In the United States, where the average student loan is US$30,000 per borrower, the Biden administration recently announced plans to cancel US$32 billion worth of loans. This move has been blocked indefinitely by the courts but it has put the spotlight squarely on student debt both in the US and elsewhere.

In New Zealand, some 70% of all students borrow from the government to study. The collective student debt is NZ$16 billion, with the average debt per borrower sitting at around $24,000.

As students rack up ever-increasing levels of debt, the question has been raised about whether low-performing students should have their loan access cut off.

Considering the debate around borrowing for study and calls for the debt to be wiped, my colleague and I investigated the effects of access to student loans on university re-enrolment, graduation and earnings for academically struggling students.

The student loan debate

Despite concerns around using student loans for study, funding higher education through government-funded loans can have advantages. At their most fundamental level, student loans reduce the cost of the tertiary education system on the broader tax base, striking a balance between public investment and individual responsibility.

Read more: Advanced degrees bring higher starting salaries – but also higher debt

Student loans give students more choice as to where to study and thus can enhance competition across education institutions. Loans also offer an incentive for students to put more effort into study as they share some of the education cost.

Sharing costs allows the government to fund more students. Student loans can also reduce barriers to study resulting from tuition fees, offering students from lower income families access to tertiary education.

While most students who complete their qualifications will increase their earning potential and be able to pay off their debt, there is a concern for low-performing students who may accumulate a large amount of debt but fail to graduate.

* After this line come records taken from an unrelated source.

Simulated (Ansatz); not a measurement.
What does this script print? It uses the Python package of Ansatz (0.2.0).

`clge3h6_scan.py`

Student loans account for nearly half of government expenditure on tertiary education. Students borrow roughly $10,000 for one year of full-time study, costing the government about 45 cents on the dollar. The introduction of free tuition for the first year has reduced the total amount borrowed by students but hasn’t changed the average borrowing per year – partly because the government allows students to borrow more in living and course-related costs.

Considering the significant cost to both students and taxpayers, many experts advocate restricting loan access based on student performance and expected future earnings to reduce the risk for borrowers. But is this really the best option?

Long-term benefits of student loans

The linked administrative records from the New Zealand Integrated Data Infrastructure (IDI) allow us to follow students for up to nine years, from the start of university into the labour market.

We began our analysis looking at the data from all students starting university in 2008-2011. Our main analysis focused in on a small subset of students whose grades were around the 50% cutoff.

To continue qualifying for a student loan in New Zealand, students must pass at least 50% of their classes after two years of study. Some 10% of students fail this requirement and are considered low-performing students.

We compared outcomes for students just above the 50% pass rate threshold to those just below. These students are similar in all aspects except for loan access. Therefore any differences in outcomes can be attributed to whether or not they were able to access a student loan.

Read more: From public good to personal pursuit: Historical roots of the student debt crisis

Several findings emerged from our work. First, in what may not be a surprise, three-quarters of students struggled to find other funding and were not able to re-enrol in study without loan access.

Second, low-performing students with loan access – those who just made it over the 50% threshold – were about 60 percentage points more likely to graduate than those without, even though they take roughly six years to complete a three-year bachelor’s degree.

Third, those low-performing students who retained access to student loans earned $2,000 more per month and rose 40 percentile points in the earnings distribution of earners around age 25. This finding suggests the earning returns from a university degree for low-performing students are similar to an average degree holder.

Finally, while students who retain access to student loans initially accumulate significantly greater student loan debt – around $30,000 more than students who lose access – the student loan balance goes down rapidly once students enter the labour market.

Its important to note that New Zealand’s tertiary education sector is generally well-regulated. This is different from some other countries grappling with the issue of student loans. Our findings suggest that, instead of limiting individuals’ loan access, regulating low-quality education providers and their access to student loan dollars is more effective in places such as the US.

Individual responsibility and a public good

Even after repaying the debt, the net present value of a student loan for someone who works 30 years is estimated to be around $300,000.

Considering the life-long benefits of higher education, there is an argument to be made that low-performing students should retain student loan access, even if they are struggling to pass.

In fact, our calculation shows that providing these students with loans is a good public investment because the generated income tax will exceed the cost to the government.

Ensuring students access through the loan scheme is an effective way to guarantee access to tertiary study and, consequently, economic potential in the long run, regardless of grades.

This article is republished from The Conversation is the world's leading publisher of research-based news and analysis. A unique collaboration between academics and journalists. It was written by: Yu-Wei Luke Chu, Te Herenga Waka — Victoria University of Wellington.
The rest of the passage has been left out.